Question

An incompressible fluid flows steadily through a cylindrical pipe which has a radius $2R$ at point $A$ and radius $R$ at point $B$ along the flow direction. If the velocity of liquid flow at $A$ is $\nu $, its velocity at point $B$ is?
A. $2\nu $
B. $\nu $
C. $\dfrac{\nu }{2}$
D. $4\nu $

Answer 1

Hint: For fluid flowing through a pipe we use a continuity equation that is $\rho {A_1}{\nu _1} = \rho {A_2}\nu {}_2$, where ${A_1}$ ${A_2}$ are the area of cross-section and ${\nu _1}$ , ${\nu _2}$ are the velocity of the liquid, and $\rho $ is the density of the liquid. The area of a circle is $\pi {r^2}$ where $r$ is the radius of the circle. Putting the values from the question in the above relation we will find the velocity of the liquid flowing at $B$.

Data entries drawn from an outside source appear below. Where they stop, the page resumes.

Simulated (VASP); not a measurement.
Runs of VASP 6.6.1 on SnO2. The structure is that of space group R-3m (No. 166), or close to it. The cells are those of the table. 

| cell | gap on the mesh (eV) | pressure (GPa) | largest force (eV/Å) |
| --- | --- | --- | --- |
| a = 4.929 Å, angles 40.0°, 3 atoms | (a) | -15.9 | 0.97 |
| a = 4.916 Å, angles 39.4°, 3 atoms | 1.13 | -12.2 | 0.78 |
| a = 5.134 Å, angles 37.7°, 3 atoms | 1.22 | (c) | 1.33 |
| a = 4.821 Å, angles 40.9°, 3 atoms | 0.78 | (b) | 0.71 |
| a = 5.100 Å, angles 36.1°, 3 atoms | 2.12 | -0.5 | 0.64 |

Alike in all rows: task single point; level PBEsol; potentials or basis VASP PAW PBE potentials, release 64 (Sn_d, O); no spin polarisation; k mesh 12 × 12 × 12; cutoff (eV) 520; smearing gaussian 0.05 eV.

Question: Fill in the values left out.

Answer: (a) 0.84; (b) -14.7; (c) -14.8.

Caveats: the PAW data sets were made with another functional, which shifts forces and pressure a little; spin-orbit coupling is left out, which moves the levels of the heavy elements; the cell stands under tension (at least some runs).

Complete step by step answer:

At point $A$ radius is $2R$ and velocity of liquid flow is $\nu $. At point $B$ radius is $R$ and let velocity be ${\nu _B}$. Using the equation of continuity (The continuity equation is defined as the product of the cross-sectional area of the pipe and the velocity of the fluid at any given point along the pipe is constant.)
$\rho {A_1}{\nu _1} = \rho {A_2}\nu {}_2$
The density of the liquid is constant throughout the flow so
${A_1}{\nu _1} = {A_2}\nu {}_2$
Cross-sectional area at a point $A$ is $\pi {\left( {2R} \right)^2}$ and at a point $B$ is $\pi {\left( R \right)^2}$ putting these values in above equation we get
$ \Rightarrow \pi {\left( {2R} \right)^2} \times \nu = \pi {\left( R \right)^2} \times {\nu _B}$
$ \therefore {\nu _B} = 4\nu $

Hence option D is the correct answer.

Note: If the fluid is incompressible, the density will remain constant for steady flow.We can also solve this as we know for the fluid flowing through a pipe the velocity of a fluid is inversely proportional to the area of the cross-section that is $\nu \propto \dfrac{1}{A}$. Therefore we will get \[\dfrac{{{\nu _B}}}{\nu } = \dfrac{{{A_1}}}{{{A_2}}}\] putting the values from the question we can find ${\nu _B}$.